German, Austrian chancellors stress need to secure EU border

German Chancellor Angela Merkel, left, welcomes the Chancellor of Austria, Sebastian Kurz, right, with military honors for a meeting at the chancellery in Berlin, Germany, Wednesday, Jan. 17, 2018. (AP Photo/Michael Sohn)

By DAVID RISING, Associated Press
BERLIN (AP) — The chancellors of Germany and Austria glossed over differences on migration Wednesday, seeking instead to focus on the need to secure the European Union’s external borders and fight the reasons why people flee their homes.
Germany was the largest European destination for refugees fleeing the Syrian civil war and other conflicts in 2015, which has put pressure on German Chancellor Merkel from the right of her conservative Union bloc.
Austria was one of the major transit routes for migrants and also saw a large number of new arrivals staying, raising concerns that helped bring new Chancellor Sebastian Kurz to office in a coalition with the nationalist, anti-migrant Freedom Party.
In his inaugural visit to Berlin since becoming chancellor last month, Kurz told reporters he remained “convinced that the solution for the migration question is in the orderly protection of exterior borders.”
He added that in his view Austria had already made a “disproportional contribution” in the refugee crisis, and that the European discussion over countries accepting quotas of migrants was taking up “too much room” at the expense of other solutions.
Merkel also stressed the need to secure external borders and reduce illegal migration, while emphasizing that Germany believes all European countries need to help with the migrants who get through.
“It can’t be, in my view, that there are countries who say we won’t take part in European solidarity,” she said. Merkel didn’t name specific countries, but several Eastern European nations have opposed taking in migrants.
The two chancellors suggested they were both taking a wait-and-see attitude on how political developments in their respective neighbors play out before passing judgment.
Merkel, who has been critical of the nationalist anti-migrant Alternative for Germany that won seats in parliament for the first time in September’s election, said it was too early to comment on Kurz’s decision to form a coalition with the Freedom Party in Austria.
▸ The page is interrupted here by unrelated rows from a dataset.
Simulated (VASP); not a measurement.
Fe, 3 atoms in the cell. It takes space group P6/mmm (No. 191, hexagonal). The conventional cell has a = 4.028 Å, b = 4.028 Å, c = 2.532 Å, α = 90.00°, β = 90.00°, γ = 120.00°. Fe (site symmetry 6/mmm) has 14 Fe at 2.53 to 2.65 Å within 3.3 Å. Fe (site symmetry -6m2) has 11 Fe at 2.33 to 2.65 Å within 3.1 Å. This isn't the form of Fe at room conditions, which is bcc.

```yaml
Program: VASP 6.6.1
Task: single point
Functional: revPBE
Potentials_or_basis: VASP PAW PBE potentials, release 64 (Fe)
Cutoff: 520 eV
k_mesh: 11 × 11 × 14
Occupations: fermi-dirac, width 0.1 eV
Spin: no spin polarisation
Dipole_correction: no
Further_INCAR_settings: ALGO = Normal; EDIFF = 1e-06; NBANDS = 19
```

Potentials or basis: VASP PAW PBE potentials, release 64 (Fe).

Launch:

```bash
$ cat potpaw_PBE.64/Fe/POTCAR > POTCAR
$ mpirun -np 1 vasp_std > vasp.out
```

“I want to make clear that we’ll judge the new government on its actions,” she said. Merkel added that what she’d heard from the new Austrian government regarding Europe politics convinced her they would work with Germany in “very close cooperation.”
Kurz, meantime, declined to comment on Merkel’s attempts to form a new coalition government with the center-left Social Democrats, saying he would refrain from “meddling in (German) politics.”
But, he said, Merkel’s “one of the most experienced government leaders” around, and that a “stable government in Germany is an advantage for both Austria and Europe.”